Lakewood military surplus store sues city in fallout from probe into missing Army gear

Staff writerOctober 22, 2013 

A military surplus store targeted in an investigation into equipment stolen from Joint Base Lewis-McChord is suing the City of Lakewood to regain a business license it lost after its owner bought Army gear from an undercover sheriff’s deputy.

Meanwhile, a former soldier who allegedly funneled stolen equipment to Lakewood military surplus shops pleaded guilty this month to possessing stolen property. Colton Adair Sanders received a 90-day jail sentence. He is awaiting a restitution hearing to determine his fine, according to Pierce County Superior Court records.

Sanders’ arrest in March led Army investigators and local law enforcement agencies to Historical Military Sales of Lakewood. At the time, the Army was looking for about $200,000 worth of missing JBLM equipment, according to court records.

Lakewood police say they helped the Army recover more then $900,000 worth of gear between January and March. Officers obtained the equipment at three stores, and seized training weapons at two of them, Lt. Chris Lawler said. The seized material is not necessarily connected to Sanders or any other individual.

A spokesman from the Army Criminal Investigation Command declined to comment.

Sanders’ case marks the second publicly known theft of equipment from Lewis-McChord in the past two years. In late 2011, a handful of soldiers in the 4th Brigade, 2nd Infantry Division made off with $600,000 worth of military equipment. The Army recovered almost all of it, and convicted three soldiers connected to the offense. Two of them are serving sentences of 10 years in prison.

Historical Military Sales lost its business license in April after its owner, David Robinson, bought a military grade GPS device and night vision equipment marked as government property from an undercover sheriff’s deputy, according to city and Superior Court records.

Deputy Shane Darby reported he signaled to Robinson that he had sensitive equipment when he offered the gear in March.

The deputy “sought out Mr. Robinson and identified himself as a friend of Colton Sanders, told Mr. Robinson that the items for sale were restricted and highly valuable, offered them both for $500 and ultimately negotiated a sale of the two items for $100 plus a pair of boots,” according to a summary of the July hearing in which Robinson first asked the city to reinstate his business license.

Robinson and his lawyer, Tacoma attorney John Baner, told Lakewood officials he wanted to make the deal quickly because his store was busy at the time.

Robinson further told the city the stamps on the gear did not convey to him that the equipment had been obtained illegally because the items can be bought on the Internet with the same markings as government-owned property.

He declined to comment when a News Tribune reporter called him Tuesday, referring questions to his attorney.

“I’ll be glad when this is all over,” he said.

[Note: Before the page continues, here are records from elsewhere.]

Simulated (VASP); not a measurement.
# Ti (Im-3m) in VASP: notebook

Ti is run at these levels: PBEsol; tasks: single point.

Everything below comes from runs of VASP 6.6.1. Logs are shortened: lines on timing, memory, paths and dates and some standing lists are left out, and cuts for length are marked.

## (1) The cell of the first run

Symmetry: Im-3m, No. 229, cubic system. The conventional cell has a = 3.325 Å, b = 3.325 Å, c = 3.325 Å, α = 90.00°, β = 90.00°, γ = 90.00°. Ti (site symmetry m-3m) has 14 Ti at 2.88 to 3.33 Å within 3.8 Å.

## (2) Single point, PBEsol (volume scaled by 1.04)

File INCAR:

Stafford Smith, the Lakewood hearings examiner who considered Robinson’s appeal, said the businessman “either knew, or based on the circumstances and his experience should have known, that these items were not available to the civilian market and must have been stolen.”

Smith cited some of the other items seized in Robinson’s shop, such as a defused mine, a bomb disposal suit and brand new military cots, to suggest that the store was dealing in equipment that belogned on base.

Lakewood’s municipal code allows the city to suspend a business license if it has evidence suggesting a company is dishonest or operating as a front to sell stolen goods.

Robinson now wants a Pierce County judge to review Lakewood’s revocation of his business license. He contends officers overreached when they searched his store in March.

His attorney called the city’s move “arbitrary and capricious.”

“The facts produced were insufficient to justify the revocation,” Baner wrote in a court filing.

According to court records, a confidential informant led investigators to Sanders in January. The informant told agents he had seen stolen military gear in Sanders’ house. Lakewood police arrested him in March. Sanders’ girlfriend told officers the former soldier had been breaking into a Lewis-McChord motor pool to steal equipment.

The girlfriend further told police Sanders would sell the stolen gear a Lakewood pawnshop owned by a man named Dave.

In interviews with police, Sanders reportedly admitted he stole Stryker parts, water cans and other equipment from the motor pool. He said the Dave who bought gear from him at the pawnshop appeared to know it was stolen.

“Dave had warned him of ongoing efforts by military (investigators) to locate the missing property,” according to charging papers written by Pierce County deputy prosecuting attorney Lisa Wagner.

Officers obtained a warrant to search Robinson’s shop on March 22. They found seven receipts from sales Sanders made to the store, including three from a single week in January, according to Lakewood records. Court records in Sanders’ case do not identify the store Historical Military Sales or use Robinson’s full name.